Value ETFs Are Not Just a Short-Term Play | Page 2 of 2 | ETF Trends

Looking at the performances of all non-leveraged ETFs in existence since March 10, 2009 or near the start of the current bull market, three value stock ETFs were among the best five performing strategies, with the Guggenheim S&P Smallcap 600 Pure Value ETF (NYSEArca: RZV) generating an average annualized return of 30.4%, Guggenheim S&P 500 Pure Value ETF (NYSEArca: RPV) showing an average 29.5% return and Guggenheim S&P MidCap 400 Pure Value ETF (NYSEArca: RFV) returning 27.7%, according to Morningstar data.

In comparison, the widely observed SPDR S&P 500 ETF (NYSEArca: SPY) had an average 19.0% return over the same period.

RZV targets companies that exhibit the value characteristic but focuses on the smaller companies taken from the S&P SmallCap 600 benchmark. The fund is heavy on industrials 24.5%, consumer discretionary 20.3% and basic materials 12.7%, which may benefit from Trump’s endorsement of the infrastructure sector.
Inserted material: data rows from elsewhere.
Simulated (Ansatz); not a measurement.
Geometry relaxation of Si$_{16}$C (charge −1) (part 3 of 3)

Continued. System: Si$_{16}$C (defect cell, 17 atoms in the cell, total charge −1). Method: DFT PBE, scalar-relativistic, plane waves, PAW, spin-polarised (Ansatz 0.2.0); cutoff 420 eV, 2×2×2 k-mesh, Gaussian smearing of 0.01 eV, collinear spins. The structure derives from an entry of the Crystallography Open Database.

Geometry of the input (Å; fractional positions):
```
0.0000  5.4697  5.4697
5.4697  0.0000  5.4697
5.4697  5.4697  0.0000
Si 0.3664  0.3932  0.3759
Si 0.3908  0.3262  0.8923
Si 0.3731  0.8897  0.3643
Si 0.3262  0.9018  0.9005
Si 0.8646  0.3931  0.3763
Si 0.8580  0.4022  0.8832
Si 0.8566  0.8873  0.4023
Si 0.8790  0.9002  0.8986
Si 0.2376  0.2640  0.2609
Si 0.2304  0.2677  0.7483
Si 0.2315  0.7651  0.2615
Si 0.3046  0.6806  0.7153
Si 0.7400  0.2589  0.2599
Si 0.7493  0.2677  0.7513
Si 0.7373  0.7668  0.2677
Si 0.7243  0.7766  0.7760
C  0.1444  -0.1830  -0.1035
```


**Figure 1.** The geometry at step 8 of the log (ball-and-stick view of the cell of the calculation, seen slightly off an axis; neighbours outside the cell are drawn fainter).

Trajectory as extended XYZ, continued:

RPV focuses on S&P 500 companies that exhibit the value trait, with a heavy 30.4% emphasis on financials, 13.6% utilities and consumer discretionary 13.6%. While the large tilt toward financials could prove beneficial in a rising rate environment, its large position in the bond-esque utilities sector may weigh on the portfolio ahead.

Lastly, RFV includes value stocks taken from the S&P MidCap 400 Index. The portfolio includes 18.6% industrial, 17.2% materials and 14.1% financials, or sectors that have been outperforming in response to Donald Trump presidency.